The MiTek Modular Initiative, which has backing from Warren Buffett’s conglomerate, is betting big on modular construction—something few companies have been able to navigate successfully.
For decades, architects and businesspeople have argued that the construction industry is ripe for industrialization. Taking the messy, slow, and costly process of building away from the job site and into a streamlined factory has been a dream for everyone from iconic architects and designers like Frank Lloyd Wright and Buckminster Fuller to present-day companies like Assembly and Bone Structure.
Now, a new venture from a company inside Warren Buffett’s Berkshire Hathaway conglomerate is taking on the challenge of creating and scaling modular architecture. With the big-budget backing of a parent company that’s worth hundreds of billions of dollars, the initiative may just have a chance to succeed at creating cheaper and faster buildings where so many others have fallen short.

There are plenty of hurdles to making this type of construction process work, from the high overhead of building and running factories to the regulatory and labor challenges of getting unconventional construction approved. Then there is the issue of making sweeping changes in the construction industry itself, a large, decentralized, and risk-averse business. Few companies have been able to both turn the ship and navigate these complicated waters.
The folks behind Berkshire Hathaway’s project hope their experience will be different. Formally launching today, the initiative is a joint venture between MiTek, a construction software and building services company, and New York City-based Danny Forster & Architecture, which has designed several high-profile modular buildings, including one that will soon be the tallest modular hotel in the United States. Their approach combines Forster’s firsthand knowledge of the shortcomings of modular construction and the wide range of construction companies under MiTek’s umbrella, including a manufacturer of structural steel, a maker of high-rise building facades, and a maker of the fireproof wall boards that line the insides of buildings around the world.

Forster’s firm joined with MiTek about a year ago to establish the MiTek Modular Initiative, a long-term investment in developing a new approach to factory-based modular construction that has an undisclosed amount of backing from Berkshire Hathaway. The company says the investment numbers in the millions of dollars. Through an innovative approach to making the modular steel boxes that form the literal building blocks of this type of construction and optimizing how and where they are outfitted with utilities, interiors, and facades, the Modular Initiative could overcome the challenges that have held other efforts back.

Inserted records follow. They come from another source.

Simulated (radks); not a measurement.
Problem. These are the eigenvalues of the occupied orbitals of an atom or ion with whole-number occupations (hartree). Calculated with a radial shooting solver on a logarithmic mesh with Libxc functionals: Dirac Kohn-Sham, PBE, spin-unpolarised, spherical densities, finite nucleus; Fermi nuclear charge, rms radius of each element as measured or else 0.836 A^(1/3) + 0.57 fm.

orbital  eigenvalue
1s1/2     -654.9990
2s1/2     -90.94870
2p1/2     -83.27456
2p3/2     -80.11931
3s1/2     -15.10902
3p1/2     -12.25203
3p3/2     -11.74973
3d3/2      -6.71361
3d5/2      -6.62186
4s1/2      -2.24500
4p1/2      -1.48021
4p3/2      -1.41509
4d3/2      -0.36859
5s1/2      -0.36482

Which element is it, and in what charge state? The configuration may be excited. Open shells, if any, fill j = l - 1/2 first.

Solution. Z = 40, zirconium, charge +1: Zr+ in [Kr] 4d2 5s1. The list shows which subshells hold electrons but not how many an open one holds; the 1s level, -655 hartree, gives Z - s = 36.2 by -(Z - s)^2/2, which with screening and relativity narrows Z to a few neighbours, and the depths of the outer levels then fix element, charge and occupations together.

Constructing buildings in a factory is not new, and MiTek’s Modular Initiative is certainly not the first to try to make industrialized construction work at a bigger scale. Companies like Houston-based Katerra and Sekisui Heim, the homebuilding arm of Japanese conglomerate Sekisui Chemical, have managed to survive as vertically integrated builders, while many smaller prefab companies have either folded or been subsumed by others.

MiTek’s innovation is a module that can fold. Instead of large steel boxes that have to be carefully routed under bridges and overpasses on the back of a truck, MiTek’s collapsible modules fold flat, easing transportation to job sites. That broadens the geography the company can reach, compared to the roughly 400-mile radius a typical modular builder can service economically. Without factories sprinkled across the country, most modular builders can scale only so high. MiTek’s approach would send its preconstructed flat-pack modules to be finished and assembled wherever the project happens to be. “This is one major step towards decentralizing the supply chain and saying modular can happen all over the country, because you’re not schlepping these massive things,” Forster says.

These pop-up plants, as the company calls them, can be created as needed in already existing warehouse spaces near building sites, using equipment rented from MiTek to outfit each module like the last stages of an assembly line. That means most of the actual building of a modular project can happen locally, and by local labor—a key selling point for labor unions and the city officials who control the approvals of major projects.
Labor unions have not been entirely welcoming of these kinds of factory-based projects, which can bring down the total amount of labor hired to do construction work. A 2019 report on modular construction from McKinsey found that shifting to off-site construction would cut labor costs by about 25% compared to conventionally built projects. Though some of this labor shifts into the factory, the total amount of labor used tends to go down.
These are complicated dynamics that Forster knows well. His firm is currently working on a modular tower in downtown San Francisco, where obtaining city approvals for the unconventional project has required an added level of negotiation. “The unions have told us very clearly there’s no way in hell you’re shipping in a building from offshore or even from out of state. They’ve said if it’s not 40 miles from the job site and local labor’s not participating, it’s not happening in downtown San Francisco,” Forster says. The project is in the process of receiving local approvals. It could eventually be built using MiTek’s process.
The actual construction of modules has been one of the major choke points for big modular projects in the U.S., according to MiTek’s Ullom, who says there just aren’t enough factories and companies capable of building them at prices that can compete with factories in places with lower labor costs. “To date, most of the high-rise modular buildings that have been built in the U.S. are built using offshore labor,” he says. According to a recent report on the anticipated growth of the modular construction market, most factories are located outside of the United States.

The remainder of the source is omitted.